Wednesday, March 19, 2008

Israelis, Palestinians fight on Facebook

By LAURIE COPANS, Associated Press Writer
Tue Mar 18
JERUSALEM - Israelis and Palestinians have taken their conflict to Facebook.

Jewish settlers living in the West Bank were incensed to discover they had to choose Palestine, not Israel, when filling out the address section of their profile pages on the popular social networking site.

Palestinians hope the West Bank, Gaza Strip and east Jerusalem will make up a Palestinian state as the result of peace negotiations now under way. But Jewish settlers want the land to remain under Israeli control, rejecting their own government's policy favoring creation of a Palestinian state.

Following an Israeli campaign, Facebook decided to allow residents of some Jewish settlements the option of listing Israel or Palestine as their country, settlers said.

Facebook Inc. did not immediately respond to an e-mail requesting comment.

Channah Lerman, a Jewish settler who organized a protest of the issue, said Tuesday that Facebook was letting some settlers list their state as Israel.

"Slowly they have added a few bigger settlements to the list," Lerman wrote. "But the bottom line is that the majority of settlements are not (yet) listed."

Some Jewish settlers were upset that Palestine is even among the options.

"I am still not happy about Palestine being listed as a country of residence on Facebook (or any other site for that matter)," wrote Facebook member Ahuvah Berger. "But at least Facebook understood and respected their users enough to give them options."

Palestinians have fought their own battle with Facebook. Initially, they could only choose the West Bank or Gaza Strip as a country option. Facebook has since agreed to list Palestine as well. But more than 200,000 Palestinians living in east Jerusalem are unable to opt for Palestine as their country.

Israel annexed east Jerusalem shortly after capturing it in the 1967 Middle East war, but Palestinians claim it as their capital.

"This is a very sensitive, complicated, and emotional issue for millions of Palestinians around the world," wrote a group calling itself All Palestinians on Facebook. "For you to interfere in such a political issue and (side) with one party in the conflict is simply outrageous."

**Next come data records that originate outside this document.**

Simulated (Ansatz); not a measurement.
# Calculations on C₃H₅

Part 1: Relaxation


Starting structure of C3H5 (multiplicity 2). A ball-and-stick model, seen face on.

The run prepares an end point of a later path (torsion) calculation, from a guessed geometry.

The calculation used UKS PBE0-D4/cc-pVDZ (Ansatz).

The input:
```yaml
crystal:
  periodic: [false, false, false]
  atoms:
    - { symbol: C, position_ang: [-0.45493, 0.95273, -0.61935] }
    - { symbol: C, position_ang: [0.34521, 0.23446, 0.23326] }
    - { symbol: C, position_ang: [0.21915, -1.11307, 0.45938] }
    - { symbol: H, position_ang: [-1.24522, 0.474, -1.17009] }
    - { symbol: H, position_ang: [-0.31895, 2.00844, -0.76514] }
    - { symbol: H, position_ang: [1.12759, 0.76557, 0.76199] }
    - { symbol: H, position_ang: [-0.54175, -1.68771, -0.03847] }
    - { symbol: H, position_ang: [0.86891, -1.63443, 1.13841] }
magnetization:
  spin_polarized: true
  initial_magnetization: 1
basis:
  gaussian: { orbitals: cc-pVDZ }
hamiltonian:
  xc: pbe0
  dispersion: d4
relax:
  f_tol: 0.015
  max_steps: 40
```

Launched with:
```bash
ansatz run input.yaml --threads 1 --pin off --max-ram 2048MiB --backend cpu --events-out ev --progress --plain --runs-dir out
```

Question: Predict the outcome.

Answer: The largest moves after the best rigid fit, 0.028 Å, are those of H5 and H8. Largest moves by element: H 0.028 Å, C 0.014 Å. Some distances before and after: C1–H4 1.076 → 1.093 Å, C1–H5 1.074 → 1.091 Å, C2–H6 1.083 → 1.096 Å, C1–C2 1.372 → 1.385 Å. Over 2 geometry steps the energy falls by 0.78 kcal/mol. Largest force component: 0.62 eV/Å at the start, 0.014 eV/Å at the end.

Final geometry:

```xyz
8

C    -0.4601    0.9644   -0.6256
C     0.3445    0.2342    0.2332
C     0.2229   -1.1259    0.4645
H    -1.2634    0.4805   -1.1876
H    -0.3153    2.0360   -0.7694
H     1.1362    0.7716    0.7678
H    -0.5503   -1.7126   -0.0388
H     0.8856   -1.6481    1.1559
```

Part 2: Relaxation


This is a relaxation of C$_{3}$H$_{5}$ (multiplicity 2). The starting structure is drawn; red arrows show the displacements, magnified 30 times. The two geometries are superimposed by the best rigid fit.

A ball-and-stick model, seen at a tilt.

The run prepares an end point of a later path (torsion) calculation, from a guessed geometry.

In addition, some Arab citizens of Israel want their towns designated on Facebook as part of Palestine — which the area was called before Israel was established in 1948. Israeli Arabs comprise about 20 percent of Israel's population.

Israeli and Palestinian groups on Facebook also compete to gain the most members, displaying their enrollment as the numbers grow into the thousands.

One Facebook member fed up with Israelis and Palestinians fighting on the Web has formed a group called "Arguing on Facebook is the Only Way to Solve the Israel/Palestine Problem."

"If you truly love whichever side you claim to love, you will step up to the challenge, make it your personal struggle, to (anger) people and look like the (idiot)," the group wrote.